Film Review: Pier Kids

★★★★☆

Premiering in 2019 at the LA Outfest Film Festival, Elegance Bratton’s feature debut arrives on UK screens. Following in the footsteps of legendary documentary Paris Is Burning, Pier Kids is a poignant and chaotic study of a community of young black gay men and trans women who congregate at the piers of Hudson River Park, New York City.

Pier Kids opens with a note that while mainstream society has – to an extent – commemorated the Stonewall Riots as a landmark in the struggle for gay civil rights, the black LGBTQ+ people who participated have largely been erased from that history. Moreover, black gay men and women are disproportionately represented among the estimated hundreds of thousands of the United States’ homeless population, and vulnerable to violence, poverty, drugs and sexual exploitation.

Many of those homeless young people are drawn to the famous Christopher Street Pier, at which community, sex and money through sex work can be found. Jersey-born Bratton has first-hand experience of his subjects’ lives. He was kicked out of his home at the age of 16 and found himself homeless as a black gay man. Although Paris Is Burning is an obvious touchstone for Pier Kids, Bratton’s film is in some ways more subversive as a narrative documentary, bouncing from one character to the next. It is unpredictable in the much the same way as his subjects’ lives.

People come in and out of the frame to reappear later; the camera catches the ends of arguments, the beginnings of conversations; the middle of trauma and healing, and of family dynamics. It is all chaotic and elliptical and vital. His subjects, too are unforgettable. One young man who, in one moment amusingly describes his food-stealing gift card scam as ‘confiscating’ before confessing to considering contracting HIV as a way of accessing help to get off streets, encapsulates the unity of comedy and tragedy that defines Pier life.

Bratton has previously noted the influence of Marlon Rigg’s 1989 film Tongues Untied on his film’s form, but wanting to push his film further in its representation of black transgender women. In this, Bratton fuses experimental form with the recent narrative-based success of the TV drama Pose, which he has also praised as an important document representing the role that trans women have played in the nurturing of families to protect the Pier-bound communities.

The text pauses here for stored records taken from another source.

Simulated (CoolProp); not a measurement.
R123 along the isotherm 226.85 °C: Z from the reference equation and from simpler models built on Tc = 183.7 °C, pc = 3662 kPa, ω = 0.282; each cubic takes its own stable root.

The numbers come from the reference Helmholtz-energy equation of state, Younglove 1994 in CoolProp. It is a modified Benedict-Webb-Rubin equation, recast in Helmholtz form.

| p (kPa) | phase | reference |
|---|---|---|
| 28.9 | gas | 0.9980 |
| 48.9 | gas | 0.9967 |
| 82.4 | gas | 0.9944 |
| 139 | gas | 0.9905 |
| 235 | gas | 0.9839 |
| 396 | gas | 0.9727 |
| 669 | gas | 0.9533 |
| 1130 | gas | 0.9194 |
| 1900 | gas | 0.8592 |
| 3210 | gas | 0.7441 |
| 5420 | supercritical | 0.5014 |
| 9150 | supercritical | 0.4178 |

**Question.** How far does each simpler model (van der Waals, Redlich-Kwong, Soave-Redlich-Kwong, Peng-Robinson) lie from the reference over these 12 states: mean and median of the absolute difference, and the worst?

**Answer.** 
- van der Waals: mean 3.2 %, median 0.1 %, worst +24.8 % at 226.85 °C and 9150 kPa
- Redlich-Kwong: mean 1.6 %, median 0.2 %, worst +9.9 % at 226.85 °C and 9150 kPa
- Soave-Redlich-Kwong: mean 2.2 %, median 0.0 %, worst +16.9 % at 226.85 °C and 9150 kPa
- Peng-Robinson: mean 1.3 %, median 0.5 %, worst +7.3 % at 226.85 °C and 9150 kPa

Elsewhere, Bratton poetically captures a fractured America; an inebriated finance bro, on his way to the banking district, stops at the pier for a chat, chatty but clearly somewhat uncomfortable, can’t help but bring up Obama; fireworks explode on the other side of the river while Pride revellers and the Police clash. The most poignant through-line, however, is with Krystal, whose mother and aunt, back home in Kansas City love her but cannot accept the fact that the son and nephew that they see is a woman.